In theory, this is fine. It has often been suggested a small levy against all public issuers or registered companies could provide a sizeable pool of resources.

The concept of a super corporate legal aid fund would fill many lawyers' hearts with glee but could create an unwieldy beast.

The alternative proposed by the association is to give the Securities Commission the power to take action. This is not new, as it is the approach used for insider trader laws.

The difficulty is that this power already exists and isn't used. The registrar of companies can bring criminal prosecutions against directors and promoters associated with misleading securities offers. With five years in prison and a $300,000 plus fine in the offing, this is by no means a blunt weapon.

Unfortunately, the registrar faces two major hurdles:

  • While the commission may have done the legwork, the registrar must start over and establish untrue statements beyond reasonable doubt. This is a far higher threshold than the commission needed to reach in its reports. Further the commission is not bound by rules of evidence; and
  • The defence that the director or promoter didn't know the statement was untrue has to be resisted. This is also a tough evidential requirement and the registrar usually has nothing more than the director's own testimony to go on.
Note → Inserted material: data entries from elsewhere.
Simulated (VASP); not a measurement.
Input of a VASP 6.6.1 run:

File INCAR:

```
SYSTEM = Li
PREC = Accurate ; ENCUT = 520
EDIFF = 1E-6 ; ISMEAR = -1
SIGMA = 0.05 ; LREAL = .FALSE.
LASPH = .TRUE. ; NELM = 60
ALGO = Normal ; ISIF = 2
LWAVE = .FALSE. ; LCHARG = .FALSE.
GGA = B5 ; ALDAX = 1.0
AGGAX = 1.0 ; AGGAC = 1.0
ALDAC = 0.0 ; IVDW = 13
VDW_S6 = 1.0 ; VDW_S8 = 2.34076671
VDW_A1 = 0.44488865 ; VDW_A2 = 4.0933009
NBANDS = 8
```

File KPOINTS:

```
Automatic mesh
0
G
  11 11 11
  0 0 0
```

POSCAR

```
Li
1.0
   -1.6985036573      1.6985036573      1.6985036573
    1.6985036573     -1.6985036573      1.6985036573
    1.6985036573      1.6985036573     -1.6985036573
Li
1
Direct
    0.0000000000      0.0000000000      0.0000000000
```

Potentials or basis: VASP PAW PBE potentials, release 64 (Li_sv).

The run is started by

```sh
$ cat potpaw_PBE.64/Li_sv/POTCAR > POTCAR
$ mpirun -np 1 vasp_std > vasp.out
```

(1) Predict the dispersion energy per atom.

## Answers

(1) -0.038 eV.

This ends up making the registrar look bad and the law weak. So if a fund is not feasible, what is the solution?

The commission should undertake civil claims on behalf of investors in the same way as with insider trading. But only with proper funding would this provide real help for shareholders.

The position could be strengthened by transferring the criminal prosecution power to the commission. This would avoid duplication. Better still, it would ensure when the initial investigation was done, it was done with the appropriate evidential standards in mind.

The commission could be required to conclude its reports with a statement as to whether it proposed criminal action, and if not, why not. If nothing else, it this would avoid raising false expectations.

Regardless of whether the money goes to shareholders or to the commission, more money must be put into the system. Only this will ensure the securities law has credibility.